Intersect Faces… generates new Edges where Faces from one set intersect Faces from a second set. This operation is available only when you have something pre-selected (or implicitly select something by right-click) and that something includes Faces. These Faces from the Selection form one set to be intersected.
The options “With Model”, “With Context”, and “With Selection” tell SketchUp what to use for the second set of Faces.
- “With Model” means to use all Faces from anywhere else in the entire Model, including nested inside Groups or Components. This option is available whenever you select anything containing Faces.
- “With Context” means to use only other Faces found in the currently active edit context (a Group or Component that is open for edit), including ones from Groups or Components nested in the context. It is only available when you have opened a Group or Component for Edit.
- “With Selection” means to use the same Selection as provides the first set. It is only available when you have pre-selected more than one Face, since a single Face can’t intersect with itself.
The Edges created by the operation are always placed in the currently active edit context: the model or a Group or Component that has been opened for edit. This behavior likely causes more confusion than anything else for newbies. For example, they will create a Group and want to slice it with a cutting Face they draw in the model (to avoid “sticking” to contents in the Group while drawing). Doing Intersect With on these two items will place the new Edges in the model, not the Group, no matter which option you choose. Since Edges loose in the model cannot cut Faces within a Group, the slice won’t have happened! To cut Faces in the Group, you must either draw or copy the cutting Face into the Group before the intersection operation. Or do the considerably less efficient method of exploding the Group, doing Intersect With, and then regenerating the Group from the results.
Intersect With quite often leaves behind extra Edges and Faces that you don’t need, especially when you are using a set of Faces to cut an object into parts. After the Intersect With, you will need to clean up by deleting the extra parts. Good selection techniques are essential during the cleanup, since there could be a lot of little bits to erase. The right-to-left “crossing selection” box technique is your friend! Avoiding this sometimes tedious cleanup is one of the biggest advantages of the Pro version’s Solids Tools. They do it automatically and in fast compiled code.
Intersect With will also fairly often create tiny Edges that may be deleted by SketchUp’s cleanup operation because they are below the minimum length threshold. To avoid this, you must scale the relevant parts of the model up by some factor - typically 10 or 100 though sometimes more - before doing the Intersect With, and scale it back down afterward. Scaling does not trigger a cleanup, so the Edges will survive when they are scaled back down to their correct size.
There are two closely-related reasons to choose one of the options “With Context” and “With Selection”. One is obviously to avoid getting intersections with undesired Faces from other parts of the model. If they aren’t in the Context or the Selection, the Faces aren’t examined for intersections. The other is to reduce the run time of the intersection operation. Intersect With must test every Face from the first set against every Face from the second set, even when there is no intersection. So the amount of effort grows as the product of the numbers of Faces in the two sets. Intersecting two sets of many Faces can take a long time. Anything you can do to reduce the number of candidates will reduce this run time.

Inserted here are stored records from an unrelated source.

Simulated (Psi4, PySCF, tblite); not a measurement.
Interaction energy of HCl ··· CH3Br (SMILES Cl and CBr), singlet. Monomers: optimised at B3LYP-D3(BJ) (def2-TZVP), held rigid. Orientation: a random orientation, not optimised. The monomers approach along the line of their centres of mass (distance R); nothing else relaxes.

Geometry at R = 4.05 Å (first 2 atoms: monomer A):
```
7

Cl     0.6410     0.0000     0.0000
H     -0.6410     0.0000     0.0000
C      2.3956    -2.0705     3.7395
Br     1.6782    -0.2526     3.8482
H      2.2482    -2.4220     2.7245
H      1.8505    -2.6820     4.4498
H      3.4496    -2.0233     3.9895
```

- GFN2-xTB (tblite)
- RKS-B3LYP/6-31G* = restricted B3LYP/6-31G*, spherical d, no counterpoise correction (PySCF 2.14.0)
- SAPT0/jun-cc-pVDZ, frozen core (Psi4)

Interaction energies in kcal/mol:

LIke @DaveR I tend to prefer “With Selection” because it provides the tightest control over what is tested. However, sometimes it is tedious or awkward to select just some Faces. The temptation is to do a “select all” and then run “With Selection”. However, because that requires testing every Face in the selection against every other Face in the selection, it might actually take longer than carefully selecting a few Faces and doing “With Context”.
Most of the time when you draw a new Face or perform an operation such as pushpull that implicitly creates a new Face, SketchUp will automatically generate the intersections between the new Face and any pre-existing ones that it overlaps. It is not necessary to manually invoke Intersect With in this situation. But in a few known special cases and sometimes when there are tiny errors in the model’s data about a Face, SketchUp may fail to realize that the new Face should cut the prior one. Often, though not always, manually running Intersect With may fix the situation.